Based on the 211 wet HW events and 64 dry HW events, the frequency distributions by major attributes of duration, extent, intensity and C i values were plotted in Fig. 5. The duration of wet HW events varied from 3 to 40 days, with a peak number of 51 events lasting 3 days (Fig. 5a). For the dry HW events, the duration ranged from 3 to 12 days, with a peak number of 24 events lasting 3 days (Fig. 5b). The extents affected by wet HW events ranged from 5 to 158 stations, with the majority less than 60 stations and a peak number of 29 events covering seven stations (Fig. 5c). The extents affected by dry HW events were from 6 to 62 stations (Fig. 5d). The intensity of wet HW events ranged from 0.5 to 4.0 °C, with a peak number of 22 events at 1.3 °C (Fig. 5e). For the dry HW events, the intensity varied from 1.6 to 5.3 °C, with a peak number of eight events at 3.2 °C, which was higher than that of wet HW events (Fig. 5f). The C i value of wet HW events varied from −0.97 to 3.37, with a peak number of 21 events at around −0.5 (Fig. 5g). The C i values of dry HW events were from −0.6 to 1.17 (Fig. 5h).

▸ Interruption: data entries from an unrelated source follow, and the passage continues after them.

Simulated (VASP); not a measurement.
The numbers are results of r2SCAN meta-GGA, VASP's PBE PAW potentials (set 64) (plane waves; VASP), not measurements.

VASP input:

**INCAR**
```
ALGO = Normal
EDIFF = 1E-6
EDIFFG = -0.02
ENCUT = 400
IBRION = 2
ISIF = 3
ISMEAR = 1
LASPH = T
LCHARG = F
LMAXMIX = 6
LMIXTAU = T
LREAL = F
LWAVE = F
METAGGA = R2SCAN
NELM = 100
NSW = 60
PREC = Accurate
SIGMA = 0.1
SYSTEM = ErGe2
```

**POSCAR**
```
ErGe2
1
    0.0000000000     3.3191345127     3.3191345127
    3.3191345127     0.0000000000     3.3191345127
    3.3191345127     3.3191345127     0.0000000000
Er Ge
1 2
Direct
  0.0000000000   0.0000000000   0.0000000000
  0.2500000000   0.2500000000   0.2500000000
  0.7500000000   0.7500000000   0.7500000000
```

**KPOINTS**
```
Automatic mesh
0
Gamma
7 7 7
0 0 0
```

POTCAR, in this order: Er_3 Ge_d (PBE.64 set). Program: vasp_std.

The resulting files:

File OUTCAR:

In order to get more comparisons between wet and dry HW events, C i values, occurrences, and averaged major attributes of wet and dry HW events for the three groups (strong, moderate, and weak) are listed in Tables 3 and 4, respectively. There were 54 strong wet HW events with the average duration 14.5 days, average extent 77 stations, and average intensity 1.9 °C. There were 68 moderate wet HW events and 89 weak wet HW events. For the dry HW events, there were five strong HW events in the last 54 years, 50 moderate events, and nine weak events. The average duration of the strong, moderate, and weak dry HW events were 7.0, 4.3, and 3.3 days, which were shorter than those of wet HW events. The average intensity of the strong, moderate, and weak dry HW events was 3.1, 3.3, and 2.2 °C. The average intensity of dry HW events were higher than those of wet HW events, and this indicated the average temperature anomaly of the dry events were higher than those of the wet events.
5 Variation in regional wet HWs and dry HWs
Linear trends and temporal variations of wet HW events for the period 1960–2013 are shown in Fig. 6. The annual occurrences of wet HW events showed a significant positive trend, with a magnitude of 0.54 times per decade (Fig. 6a). The occurrences of wet HW events remarkably increased during the last decade. Significant transition at interdecadal timescale was detected around the year 2002 at 2–10 years under the moving t test. The two periods of wet HWs in 1960–2001 and 2002–2013 were highlighted in Fig. 6a. The mean frequency of wet HWs was 3.3 times per year during 1960–2001 and increased to 5.9 times per year during 2002–2013. For the C i value, a significant positive trend was observed with a magnitude of 0.08 per decade (Fig. 6b). This indicated that wet HW events became more severe in the last 54 years. Significant transition was detected around the year 1994. The mean C i values for 1960–1993 and 1994–2013 were −0.17 and 0.31, respectively, suggesting an abrupt increasing severity of wet HW events in the last two decades. The mean duration of wet HW events increased significantly with a magnitude of 0.47 days per decade, while no significant trends were noticed for extent and intensity of wet HW events (Fig. 6c–e).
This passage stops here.